It's a story of deception, love, fantastic costumes, charming characters, and stuck-in-your-head musical numbers – and although it's set 100 years ago, “The Music Man” is a production that holds strong in today's world.
“It's such a good family show,” said Mandy Gambal, who plays leading lady Marian Paroo in the show. “Not only that, but the music is so beautiful, and everyone knows a song or two.”
“The Music Man” has been performed in venues throughout the world, as well as turned into a movie (twice), and will come to the Little Theatre of Wilkes-Barre stage this weekend.
It tells the story of con man Harold Hill (played by Scott Colin of Little Theatre) who goes from town to town posing as a band leader, selling instruments and uniforms to na´ve residents before leaving with their money. He comes to River City, Iowa, where he meets Gambal's character, the town librarian that, despite seeing right through Hill's act, falls in love with him.

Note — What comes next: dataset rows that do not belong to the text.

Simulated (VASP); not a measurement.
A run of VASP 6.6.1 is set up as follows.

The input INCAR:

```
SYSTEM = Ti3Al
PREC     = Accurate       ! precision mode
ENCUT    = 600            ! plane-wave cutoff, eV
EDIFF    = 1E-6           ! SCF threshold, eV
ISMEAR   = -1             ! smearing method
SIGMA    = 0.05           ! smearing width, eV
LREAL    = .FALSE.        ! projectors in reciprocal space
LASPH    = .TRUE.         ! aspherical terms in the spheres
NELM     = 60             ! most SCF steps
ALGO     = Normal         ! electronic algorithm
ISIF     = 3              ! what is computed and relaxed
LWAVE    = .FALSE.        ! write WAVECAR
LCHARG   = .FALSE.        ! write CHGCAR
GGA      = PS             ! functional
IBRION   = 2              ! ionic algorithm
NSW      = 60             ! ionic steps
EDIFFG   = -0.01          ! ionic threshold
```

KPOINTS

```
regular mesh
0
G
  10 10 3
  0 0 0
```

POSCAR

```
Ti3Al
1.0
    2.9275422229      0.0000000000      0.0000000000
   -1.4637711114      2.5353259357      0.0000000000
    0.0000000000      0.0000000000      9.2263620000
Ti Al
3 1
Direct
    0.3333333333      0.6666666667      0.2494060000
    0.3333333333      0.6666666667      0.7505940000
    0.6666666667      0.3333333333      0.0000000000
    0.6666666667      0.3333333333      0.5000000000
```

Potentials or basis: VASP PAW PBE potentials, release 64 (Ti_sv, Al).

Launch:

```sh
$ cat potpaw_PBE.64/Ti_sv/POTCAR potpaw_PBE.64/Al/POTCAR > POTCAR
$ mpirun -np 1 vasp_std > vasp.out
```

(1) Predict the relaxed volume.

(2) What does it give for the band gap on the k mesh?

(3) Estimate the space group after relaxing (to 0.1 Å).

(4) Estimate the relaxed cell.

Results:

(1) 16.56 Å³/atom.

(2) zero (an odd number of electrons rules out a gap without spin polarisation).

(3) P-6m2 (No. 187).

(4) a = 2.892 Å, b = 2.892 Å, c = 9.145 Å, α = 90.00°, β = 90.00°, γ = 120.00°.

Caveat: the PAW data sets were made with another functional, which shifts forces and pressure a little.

Gambal is no stranger to the ways of her character, as she has played her before at different venues.
“I could play this role every night and keep it fresh,” she said. “I love it. I love this role.”
Warren Rosengrant plays the part of Mayor George Shinn, a man who has his hands full even before Hill comes to town.
“He gets grief from school board members, he's tough with his kids, he's in charge of all the festivities on the picnic grounds, and here comes this spellbinder,” Rosengrant said, “but he knows he's a swindler. 'Oh no, I'm not buying any of these games he's playing with people.'”
Rosengrant is quite the character himself, joking that he had no idea the play was even going on this weekend and that perhaps he should clear his schedule to go perform, but his personality is a good fit for Shinn, a character he describes as “bombastic,” “vibrant,” and “a pretty darn nice guy.”
Even his castmates see the perfect match, especially Barbara Wilson, who plays Shinn's wife, Eulalie Mackecknie.
“She's a match to the mayor in hubris and self-importance,” Wilson said. “She's fun and she's a little outrageous, like her husband, but let me tell you, I cannot match up to Warren on stage. He is just such a good reflection of Mayor Shin.”
Wilson also had a hand off-stage costuming the cast, something she called a bit of a challenge. She studied the fashions of the time, which she said were “changing, becoming less restrictive for women,” something reflected on stage.
The costumes, while beautiful, aren't just there for decoration. In the case of Marian, it tells a story.
“My character starts out very prim and proper, hair pinned up, long dresses with coats,” Gambal said, “but by the end of Act I, she's starting to fall in love, so by Act II, the hair comes down, the dress is a little lower cut, and, finally, in the big romantic scene, I wear a gorgeous light lavender, very flowy dress.”
And yet, even though the characters and costumes are something to suck audiences in, the biggest draw is the music, which includes classic songs like “Goodnight, My Someone” and “Seventy-Six Trombones.”
“There's not a song you can't leave singing,” Wilson said. “It's also about the idea of the change music brought to the town, which is something I believe in: music enhances life.”